V711 Tau = HR 1099. This source is one of the most active and most well-studied RS CVn binaries. It consists of two subgiants in a close two-day orbit with a double-lined spectrum. The K1 component is the active star and more rapidly rotating, the G5-component comparably inactive with narrow spectral lines. The light variations are attributed to the rapidly rotating and heavily spotted K star (see, e.g., Vogt et al. 1999; Strassmeier & Bartus 2000). It is one of the faintest stars observed by BRITE.

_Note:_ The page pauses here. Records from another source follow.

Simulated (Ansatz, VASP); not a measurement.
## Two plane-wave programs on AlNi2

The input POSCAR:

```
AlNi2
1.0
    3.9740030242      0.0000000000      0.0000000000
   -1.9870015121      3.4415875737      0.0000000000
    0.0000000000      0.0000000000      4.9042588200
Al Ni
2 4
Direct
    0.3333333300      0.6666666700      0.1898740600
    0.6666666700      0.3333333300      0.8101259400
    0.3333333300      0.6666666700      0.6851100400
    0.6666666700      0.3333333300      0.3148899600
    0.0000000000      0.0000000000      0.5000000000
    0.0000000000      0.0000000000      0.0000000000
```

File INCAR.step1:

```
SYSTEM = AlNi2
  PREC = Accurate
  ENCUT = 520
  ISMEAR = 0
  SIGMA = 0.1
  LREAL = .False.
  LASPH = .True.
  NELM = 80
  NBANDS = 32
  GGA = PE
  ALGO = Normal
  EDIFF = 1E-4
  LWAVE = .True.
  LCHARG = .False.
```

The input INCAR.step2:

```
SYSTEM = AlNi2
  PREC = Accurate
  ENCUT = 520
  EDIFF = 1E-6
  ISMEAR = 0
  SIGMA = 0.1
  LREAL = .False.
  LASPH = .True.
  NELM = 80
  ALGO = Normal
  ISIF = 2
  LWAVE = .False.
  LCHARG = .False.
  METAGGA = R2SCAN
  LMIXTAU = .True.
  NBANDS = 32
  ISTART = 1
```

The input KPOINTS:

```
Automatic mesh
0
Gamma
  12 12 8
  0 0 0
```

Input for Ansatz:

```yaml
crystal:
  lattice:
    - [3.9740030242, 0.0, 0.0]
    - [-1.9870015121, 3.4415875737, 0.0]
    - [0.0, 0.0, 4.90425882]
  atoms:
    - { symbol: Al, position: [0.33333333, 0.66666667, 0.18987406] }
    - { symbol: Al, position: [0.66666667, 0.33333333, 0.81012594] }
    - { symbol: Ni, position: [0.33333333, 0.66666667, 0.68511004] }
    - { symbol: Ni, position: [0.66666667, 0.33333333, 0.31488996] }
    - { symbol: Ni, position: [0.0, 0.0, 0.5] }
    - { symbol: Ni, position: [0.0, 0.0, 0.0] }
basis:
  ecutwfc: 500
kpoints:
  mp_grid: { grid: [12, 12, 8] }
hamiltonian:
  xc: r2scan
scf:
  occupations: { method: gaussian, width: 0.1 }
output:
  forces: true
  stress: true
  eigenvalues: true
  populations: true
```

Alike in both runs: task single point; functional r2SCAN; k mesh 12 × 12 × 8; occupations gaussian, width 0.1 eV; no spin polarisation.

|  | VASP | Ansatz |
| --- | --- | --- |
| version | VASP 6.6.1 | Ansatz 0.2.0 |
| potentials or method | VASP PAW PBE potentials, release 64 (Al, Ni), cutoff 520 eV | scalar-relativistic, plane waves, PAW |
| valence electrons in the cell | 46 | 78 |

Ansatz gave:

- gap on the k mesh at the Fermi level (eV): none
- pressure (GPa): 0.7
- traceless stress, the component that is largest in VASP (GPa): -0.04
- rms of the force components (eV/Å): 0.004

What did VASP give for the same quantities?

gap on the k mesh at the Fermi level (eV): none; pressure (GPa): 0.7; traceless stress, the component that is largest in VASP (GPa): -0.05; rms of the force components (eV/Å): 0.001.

IQ Aur = HR 1732. This star is among the hottest known Ap Si star (Bohlender et al. 1993). IQ Aur was discovered to be an X-ray emitter and explained by a magnetically confined wind-shock model (Babel & Montmerle 1997). Its period of 2.466 d is the rotation period of the star and was initially obtained from spectroscopic observations by Deutsch (1947) and confirmed by many others in the meantime. Rakos (1962) obtained the same period from intermediate-band photometric observations, which was again confirmed later by Pyper & Adelman (1985) among others. However, the photometric amplitude never exceeded 002 and thus the periods from photometry remain utterly uncertain.

3. Observations

3.1. BRITE photometry

Observations of the Aur-Per field (Fig. 1) took place from September 9, 2016 to March 9, 2017. Two of the five satellites were used: BRITE-Toronto (BTr) for red light and the full time of 176 days, and BRITE-Lem (BLb) for blue light but only for the first 35 days and the last 27 days. The two targets in the Cet-Eri field (κ¹ Cet and V711 Tau) were observed with just a single satellite (BRITE-Heweliusz; BHr) in the red and for 90 days between JD 2 457 668 and 2 457 757. One satellite orbit is approximately 99 min and observations were made for periods of 5–10 min per orbit when the field was visible. The BRITE telescopes have 3 cm apertures recording “red” images at 550–700 nm and “blue” images at 390–460 nm. The filters are similar to the Geneva B and Sloan r filters. The field of view of the satellites is 24° × 20°. Pixel sampling on their Kodak KAI-11002M CCDs is 27″ pixel⁻¹.

Fig. 1. Auriga field as seen from BRITE. This field contains nine variable stars brighter than fourth magnitude. The brightest is the active binary Capella, but each bright star represents a distinctive variable-star class of its own with a large variety of astrophysical challenges.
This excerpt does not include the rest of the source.